Agencies Issue Revised Model Risk Management Guidance
The FDIC, OCC, and Federal Reserve jointly issued revised model risk management guidance for banking organizations. The guidance clarifies that model risk management should be tailored to the size, complexity, and model risk profile of each organization, covering model development and use, validation, monitoring, governance, and third-party/vendor product considerations. The agencies explicitly state the guidance does not create enforceable standards or prescriptive requirements, and non-compliance will not result in supervisory criticism. FDIC simultaneously rescinded two prior guidance letters: FIL-22-2017 and FIL-27-2021.

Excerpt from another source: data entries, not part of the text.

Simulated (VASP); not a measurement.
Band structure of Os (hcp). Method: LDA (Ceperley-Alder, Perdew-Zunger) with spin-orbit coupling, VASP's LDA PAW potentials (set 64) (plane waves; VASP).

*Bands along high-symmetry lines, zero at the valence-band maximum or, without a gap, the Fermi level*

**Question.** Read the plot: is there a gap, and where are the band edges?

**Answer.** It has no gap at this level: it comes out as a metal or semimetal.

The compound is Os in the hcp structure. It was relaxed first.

Agencies Revise Interagency Model Risk Management Guidance
The FDIC, OCC, and Federal Reserve Board jointly issued revised interagency model risk management guidance and rescinded the existing guidance on the same topic. The revision applies to all FDIC-supervised financial institutions and reflects updated supervisory expectations for model risk governance, model validation, and model inventory practices.
National Payments System Vision and Strategy Framework 2026-2030
The Reserve Bank of Malawi has published the National Payments System Vision and Strategy Framework for 2026 to 2030, establishing five strategic objectives: strengthening regulatory oversight, modernising payment infrastructure, mitigating cyber and fraud risks, fostering digital adoption, and embracing emerging financial technologies including central bank digital currency and virtual assets. The Framework addresses ongoing challenges including high transaction costs, cybersecurity threats, infrastructure gaps, and cash dominance while seeking to align Malawi's payments ecosystem with regional integration in SADC and COMESA.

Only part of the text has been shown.